Identity Column as Primary Key - primary-key

Could you please opine if having identity column as primary key is a good practise?
For ORM tools, having identity column on tables helps. But there are other side effects such as accidental duplicate insertion.
Thanks
Nayn

Yes, using a INT (or BIGINT) IDENTITY is very good practice for SQL Server.
SQL Server uses the primary key as its default clustering key, and the clustering key should always have these properties:
narrow
static
unique
ever-increasing
INT IDENTITY fits the bill perfectly!
For more background info, and especially some info why a GUID as your primary (and thus clustering key) is a bad idea, see Kimberly Tripp's excellent posts:
GUIDs as PRIMARY KEYs and/or the clustering key
The Clustered Index Debate Continues...
Ever-increasing clustering key - the Clustered Index Debate..........again!
If you have reasons to use a GUID as primary key (e.g. replication), then by all means make sure to have a INT IDENTITY as your clustering key on those tables!
Marc

IDENTITY keys are a good practice for server-side generated keys, in environments where you don't have replication or heavy data merging. The way they're implemented, they don't allow duplicates in the same table, so don't worry about that. They also have the advantage of minimizing fragmentation in tables that don't have lots of DELETEs.
GUIDs are the usual alternative. They have the advantage that you can create them at the web tier, without requiring a DB round-trip. However, they're larger than IDENTITIES, and they can cause extreme table fragmentation. Since they're (semi) random, inserts are spread through the entire table, rather than being focused in one page at the end.

I use a Guid because it really helps when I am dealing with distributed applications. Especially when all the distributed instances also need to create new data.
Nevertheless, I don't see any problems with autoincrement integer primary keys in simple situations. I would prefer them actually because it is easier to work directly with SQL queries because it is easier to remember.

Related

Surrogate vs Natural Primary Keys, *SPECIFICALLY* in a Data Warehouse. Is this debated?
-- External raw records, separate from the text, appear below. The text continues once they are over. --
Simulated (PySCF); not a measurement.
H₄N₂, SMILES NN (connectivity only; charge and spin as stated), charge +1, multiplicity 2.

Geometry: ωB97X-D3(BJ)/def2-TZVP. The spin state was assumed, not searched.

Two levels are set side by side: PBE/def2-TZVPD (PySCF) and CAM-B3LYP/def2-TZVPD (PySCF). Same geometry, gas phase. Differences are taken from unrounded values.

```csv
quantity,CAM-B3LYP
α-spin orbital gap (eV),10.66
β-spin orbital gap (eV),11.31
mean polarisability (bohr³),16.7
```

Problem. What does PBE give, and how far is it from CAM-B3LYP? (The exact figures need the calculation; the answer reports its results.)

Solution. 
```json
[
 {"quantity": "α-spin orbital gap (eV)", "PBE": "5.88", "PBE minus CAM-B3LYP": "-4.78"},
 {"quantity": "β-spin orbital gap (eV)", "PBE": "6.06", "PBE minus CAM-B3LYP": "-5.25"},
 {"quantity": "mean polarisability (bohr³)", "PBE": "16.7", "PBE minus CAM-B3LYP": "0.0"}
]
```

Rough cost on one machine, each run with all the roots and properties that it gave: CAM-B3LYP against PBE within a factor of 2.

Are Surrogate vs Natural Primary Keys generally debated in the world of data warehouses? To be clear - the natural keys would be there regardless. And by surrogate keys, I mean keys that don't exist in the source system, but are created as part of the ETL of the datawarehouse.
Is it debated whether to rely on the source systems natural keys as primary keys, or to assign surrogate keys as part of ETL?
My (limited) understanding has always been that in operational systems - it could go either way depending on the situation/person, but that in a data warehouse setting - surrogate keys were the non-debated norm for the primary keys.
Accurate, or is it more debated than that?
Natural keys are virtually essential for almost any practical data warehouse solution (business key or domain key is really a much better term than natural key). The question is whether and when to use surrogate keys as well as, not instead of some other key. Managing surrogate keys can add a lot of complexity and some significant overhead so the best answer is "it depends...".
If your warehouse is based on a distributed write-once technology like HDFS, then surrogates would probably make no sense. If you are using some historical data capture mechanism like Microsoft's temporal tables or Oracle's flashback then you'll probably find no need for surrogates. If you are taking a temporal modelling approach based on 5NF or 6NF then you usually won't need surrogates either but you might want to use them for certain tables.
If you are following a template like Data Vault or Kimball's methods then maybe you'll want to use surrogates because that's what it says in somebody's book.

Using GUIDs for Custom Tables?

As far as I know, SAP CRM and HANA both utilise GUIDs to uniquely identify records instead of using classic incremented integers. Are there best practices or clear guidelines that cover their use?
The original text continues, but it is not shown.